Put more plainly: If you stay out of sight, out of trouble and away from large groups, officers usually leave you alone.
“We are not interested in the unsheltered man or woman who is sleeping in a doorway and picks up after themselves and is just looking for a safe place for the night,” said Sgt. Nate Voeller of Central Precinct’s neighborhood response team. “We know as well as anybody that people need a place to sleep and that we don’t have enough options in Portland.”
Earlier this summer officers spent three weeks working to reduce the number of people sleeping outside along the Eastbank Esplanade, on the streets near OMSI and under the Fremont Bridge’s east end. They were responding to complaints from neighbors and to camps that had grown too sprawling to control or ignore, officers said.
Homeless advocates called the effort abusive and unnecessary. Officers object to that characterization and say most people left voluntarily. Police made 896 “contacts” during the three-week operation but arrested only 12 people, six on outstanding warrants.
The problem: In the inner city, the number of places to hide is shrinking. Development in the Central Eastside Industrial District and inner Southeast, including the redevelopment of Washington High School and St. Francis Park, longtime refuges for homeless men and women, have resulted in more calls to authorities. So the crackdown on the inner eastside helps explain the apparent, anecdotal jump in the number of people sleeping in the inner westside.
“Historically, a complaint-driven system resulted in, for the most part, people being OK,” Bayer said. “The problem is a complaint-driven system when there’s really nowhere safe and secluded for people to go.”
Embracing tent cities
In the U.S., tent cities — semipermanent communities in temporary shelters — date to at least the Great Depression. Rising numbers of homeless men and women have prompted a few communities to consider them.
It’s usually a last-ditch approach, as in Phoenix, where community leaders allowed an overflowing shelter to expand into an adjacent parking lot for almost two years. Or it’s grudging: San Jose leaders, facing overwhelmed shelters and drops in federal affordable-housing money, allowed a 68-acre shantytown dubbed “the Jungle” to grow to almost 300 people, large enough that it appeared on Google Maps, before shutting it down in 2014.

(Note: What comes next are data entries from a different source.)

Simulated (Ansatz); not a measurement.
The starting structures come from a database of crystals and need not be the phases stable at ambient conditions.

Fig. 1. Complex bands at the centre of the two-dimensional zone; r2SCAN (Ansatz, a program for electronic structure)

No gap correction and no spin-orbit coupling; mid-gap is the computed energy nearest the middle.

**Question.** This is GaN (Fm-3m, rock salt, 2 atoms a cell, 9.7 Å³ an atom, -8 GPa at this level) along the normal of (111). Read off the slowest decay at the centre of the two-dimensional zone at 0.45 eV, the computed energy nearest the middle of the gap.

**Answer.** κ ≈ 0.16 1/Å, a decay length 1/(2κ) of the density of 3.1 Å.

In Seattle legal camping has been a small but accepted part of the approach to homelessness for more than a decade. Churches and other religious institutions were allowed to host homeless camps several years ago.
This past spring the Seattle City Council approved three new tent cities regulated by the city for as many as 100 residents each. The expansion was Mayor Ed Murray’s response to a surge in homelessness and the number of illegal camps in hard-to-miss places such as along highways and in public parks.
“The impact those illegal camps have on our community are huge in terms of public health, sometimes in terms of the general public but even more than that in terms of the safety of individuals living outside on their own without the protection of a community,” said Sola Plumacher, a Seattle Human Services Department worker who helps coordinate establishment of the new settlements. “We’re calling this an interim survival mechanism."
Seattle’s new camps will not be allowed in public parks, must be within a half-mile of a transit stop and must move at least once a year. Social service providers will run them and the city will pay as much as $200,000 annually for basic services such as trash collection and portable toilet rentals. That’s far less than the cost to build or rent and operate a traditional indoor shelter.
“Obviously we cannot stop there,” said Seattle City Council member Kshama Sawant, a Socialist whose election two years ago helped spur Seattle’s shift toward government-permitted tent cities.
“We have to be moving to a broader, more comprehensive solution, toward a time when people do not suffer from homelessness,” she said. “This is a way to make people’s day-to-day lives a little easier.”
A possible thawing
In Portland, advocates for the poor have pushed legalized camping for more than two decades. Those calls have grown louder in the past few years as homelessness jumped, a result of the recession and Portland’s hot rental market, which has driven up prices, driven down vacancy rates and driven out many poorer residents.
Civic leaders’ opposition to some form of legalized camping is beginning to loosen. “I think in a limited way that’s an option that has some merit,” Mayor Charlie Hales said this past spring. A committee of government officials, elected leaders and service providers studying solutions to homelessness has included tent cities in early conversations about what form more shelter space should take.
According to the Home for Everyone committee, the ultimate answer to Portland’s homeless crisis is better access to mental health care, more low-skill jobs and higher wages for existing jobs, more options for people fighting addiction and, above all else, more permanent affordable housing. But Portland also needs more emergency places for homeless people to sleep right now.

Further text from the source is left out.